Seems a bit strange. The secondary nest is the one that produces gynes.
Unless you mean now when queens and drones would be long gone
 
secondary nests were treated to kill them but were not immediately taken down
In theory, that will allow other wildlife to rob and take pesticide elsewhere. How do the authorities reconcile that policy with prevailing legislation that seeks to prevent collateral pesticide poisoning, and poison entering the food chain?

Food and Environment Protection Act 1985 Part 3/16
 
In theory, that will allow other wildlife to rob and take pesticide elsewhere. How do the authorities reconcile that policy with prevailing legislation that seeks to prevent collateral pesticide poisoning, and poison entering the food chain?
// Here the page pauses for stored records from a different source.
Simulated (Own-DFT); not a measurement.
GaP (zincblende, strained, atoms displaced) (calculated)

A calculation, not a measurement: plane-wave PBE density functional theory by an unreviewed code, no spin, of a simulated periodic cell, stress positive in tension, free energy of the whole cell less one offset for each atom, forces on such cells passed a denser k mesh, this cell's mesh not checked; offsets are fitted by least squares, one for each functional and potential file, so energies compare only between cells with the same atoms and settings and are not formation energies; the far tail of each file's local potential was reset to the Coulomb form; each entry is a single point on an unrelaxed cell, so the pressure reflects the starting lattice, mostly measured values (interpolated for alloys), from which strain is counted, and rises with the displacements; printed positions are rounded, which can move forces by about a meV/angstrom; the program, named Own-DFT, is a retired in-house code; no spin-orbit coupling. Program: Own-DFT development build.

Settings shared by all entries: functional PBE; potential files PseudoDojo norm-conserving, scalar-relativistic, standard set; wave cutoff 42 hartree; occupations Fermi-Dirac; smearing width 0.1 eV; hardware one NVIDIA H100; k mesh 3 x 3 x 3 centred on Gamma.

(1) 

Food and Environment Protection Act 1985 Part 3/16
Yep it is a problem but there are only so many Cherry pickers and tree climbers available. It's a difficult circle to square, do you leave it untreated and risk queen being released, or treat it and come back to it in a few days? It is complex, sometimes you have to choose the least worst option.
 
It is not my idea, I simply said that one of the Galician methods consists of a gunshot cartridge that can be fired from a firearm without putting the shooter at risk. This method involves at least 2 shots, one for the projectile with gunpowder and fuel that ignites the entire nest and the second as an ignition shot.
In another post there is an image with the result.
Regarding whether or not to remove the nests, it is a matter of personnel and if there are not any, it is already taking the authorities, nbu and bbka to instruct a sufficient number of people, at least a group of 5 people per existing local bbka or for each county. and especially now that the season begins to decline.
It would also be useful to use box traps with remains of the nest in remote locations since the emergence of queens occurs in their vicinity and they are prone to reuse the material so in a way it can be more specific than other configurations.
 
Richard Noel showed an asian hornet nest that had been left for a week after the asian hornets had been killed. There was a small mouse, dead inside the nest from feasting on the dead larvae. Left in place, the chain of death could be significant.